Friday, August 8, 2008

Dads and discipline

Kids need to know that their parents are the authority figures in the home. They also need to know that they are loved. Usually, one parent is better at one of these and one parent is better at the other. In most homes, it is the dad who is the disciplinarian and the mom is the one who is better at the love, comfort and nurture. The ideal is for both parents to be equally good at both - that is, each parent should learn to be really good at both firmness and emotional nurture.

Dads generally need some help in 'dialing down' their anger with their kids. When I see my kids startle in response to my discipline of them (I have two boys), I realize that I have not done a good job of more seamlessly setting limits. When they escalate, I need to let them know that they are starting to travel out of bounds of my limits. So, I now try to raise my voice a little saying "Gentlemen!" This gets their attention first and foremost. I then remind them what they need to be doing. Most days this works. But, if they're more distracted than usual and I'm tired (usually a combination of the two) we move on to the next 'round.' At this point I say in a somewhat louder voice "Guys, you know that I am plenty capable of yelling. Let's get going." Almost always, they get with 'the program' and do what I am asking. When they don't startle, I realize that my escalation was not a surprise to them. I usually get something like "sorry - we're going up now (to brush teeth, get ready for bed, etc)."

Discipline works best in the context of a loving relationship with your kids. You'll never spoil them by telling them that you love them. And, you can't say those words too much. Physical affection is really important too. Don't hesitate to hug your kids - even your teenage boys (it won't turn them into sissies). Bed time routines are often an ideal time for this. So are good byes and hellos at the beginning and end of your work days. It makes your children more secure emotionally and they're more likely to respect you and follow your direction when it's time for discipline.

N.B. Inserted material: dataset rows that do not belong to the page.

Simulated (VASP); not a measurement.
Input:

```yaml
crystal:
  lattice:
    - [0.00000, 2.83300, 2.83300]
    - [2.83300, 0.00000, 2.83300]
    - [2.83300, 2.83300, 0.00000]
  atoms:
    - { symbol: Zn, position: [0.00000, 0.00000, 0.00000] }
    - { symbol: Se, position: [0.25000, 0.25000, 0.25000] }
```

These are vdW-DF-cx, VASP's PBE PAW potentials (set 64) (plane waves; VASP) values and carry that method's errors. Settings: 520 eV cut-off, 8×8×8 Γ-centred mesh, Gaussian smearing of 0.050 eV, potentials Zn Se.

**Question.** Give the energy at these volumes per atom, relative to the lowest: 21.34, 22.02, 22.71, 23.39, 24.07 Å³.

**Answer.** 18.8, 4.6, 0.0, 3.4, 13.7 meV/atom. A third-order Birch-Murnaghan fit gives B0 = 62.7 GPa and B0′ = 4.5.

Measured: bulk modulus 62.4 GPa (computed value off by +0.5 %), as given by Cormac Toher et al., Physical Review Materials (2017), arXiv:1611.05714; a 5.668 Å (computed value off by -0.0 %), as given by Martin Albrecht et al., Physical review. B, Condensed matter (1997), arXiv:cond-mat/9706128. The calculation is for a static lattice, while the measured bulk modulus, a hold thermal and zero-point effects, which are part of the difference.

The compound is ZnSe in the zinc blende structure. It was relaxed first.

Studies on really well adjusted college kids have shown that a primary reason for their healthy adjustment is that their dads were present in their lives both physically and emotionally. A mother's presence is expected. And when a mother is absent, kids are really handicapped in the emotional adjustment department. But the presence of a dad physically and emotionally is the added variable that leads to a very well adjusted young adult.